Opinion
No. 517
04-30-2021
Circuit Court for Baltimore City
Case No: 198005048
UNREPORTED
Fader, C.J. Ripken, Raker, Irma S. (Senior Judge, Specially Assigned), JJ. PER CURIAM *This is an unreported opinion, and it may not be cited in any paper, brief, motion, or other document filed in this Court or any other Maryland Court as either precedent within the rule of stare decisis or as persuasive authority. Md. Rule 1-104.
In 1999, Ronald Haskins was convicted of first-degree assault, use of a handgun in the commission of a felony or crime of violence, and related offenses based on evidence that he shot a woman. The court sentenced him to 20 years' imprisonment for the handgun offense and to a consecutively run term of 20 years for the first-degree assault. (The remaining convictions were merged for sentencing purposes.) This Court affirmed the judgments on direct appeal. Haskins v. State, No. 926, September Term, 1999 (filed August 29, 2000).
Twenty years later, Mr. Haskins filed a Rule 4-345(a) motion to correct an illegal sentence in which he maintained that the sentencing court erred in failing to merge—either under the required evidence test or the rule of lenity—the handgun offense into the first-degree assault conviction for sentencing purposes. The circuit court concluded that merger was not required under either theory, and denied the motion.
On appeal, Mr. Haskins repeats the claims he made in his motion before the circuit court. We shall affirm the judgment because the circuit court correctly determined that merger was not required and, therefore, Mr. Haskins' sentences are legal.

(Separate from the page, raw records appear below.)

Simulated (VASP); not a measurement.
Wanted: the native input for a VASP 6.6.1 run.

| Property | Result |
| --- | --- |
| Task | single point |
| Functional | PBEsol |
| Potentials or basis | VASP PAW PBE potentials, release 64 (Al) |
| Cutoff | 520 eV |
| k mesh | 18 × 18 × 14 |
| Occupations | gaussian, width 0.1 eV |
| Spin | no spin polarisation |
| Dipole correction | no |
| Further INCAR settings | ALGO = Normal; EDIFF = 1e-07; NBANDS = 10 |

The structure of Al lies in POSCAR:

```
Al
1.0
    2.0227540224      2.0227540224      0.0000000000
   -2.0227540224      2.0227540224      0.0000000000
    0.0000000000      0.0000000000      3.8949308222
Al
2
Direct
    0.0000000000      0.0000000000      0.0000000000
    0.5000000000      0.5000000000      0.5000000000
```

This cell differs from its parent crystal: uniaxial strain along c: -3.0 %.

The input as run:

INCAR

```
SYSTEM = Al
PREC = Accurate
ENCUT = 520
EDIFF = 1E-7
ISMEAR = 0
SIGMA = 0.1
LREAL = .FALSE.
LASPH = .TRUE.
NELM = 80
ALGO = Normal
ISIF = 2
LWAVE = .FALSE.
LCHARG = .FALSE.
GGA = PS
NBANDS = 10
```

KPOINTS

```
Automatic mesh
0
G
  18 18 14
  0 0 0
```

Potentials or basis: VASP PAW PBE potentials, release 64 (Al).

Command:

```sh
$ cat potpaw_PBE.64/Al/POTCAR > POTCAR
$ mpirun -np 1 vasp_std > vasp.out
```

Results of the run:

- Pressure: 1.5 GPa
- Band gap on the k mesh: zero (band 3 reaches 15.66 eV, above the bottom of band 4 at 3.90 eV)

The short answer is that, "even [if] two offenses may be deemed the same under the required evidence test, separate sentences may be permissible, at least where one offense involves a particularly aggravating factor, if the Legislature expresses such an intent." Whack v. State, 288 Md. 137, 143 (1980) (upholding separate sentences for robbery with a dangerous and deadly weapon and use of a handgun in the commission of a felony where both convictions were based upon a single act of robbery with a handgun). The legislature has expressed a clear intent that a penalty for use of a handgun in the commission of a felony or crime of violence shall be in addition to any other punishment for the underlying felony or crime of violence. See Article 27, § 36B(d) of the Md. Code (1957, 1996 Repl. Vol.) (presently codified as § 4-204(b)(1) of the Criminal Law Article of the Md. Code)).
JUDGMENT OF THE CIRCUIT COURT FOR BALTIMORE CITY AFFIRMED. COSTS TO BE PAID BY APPELLANT.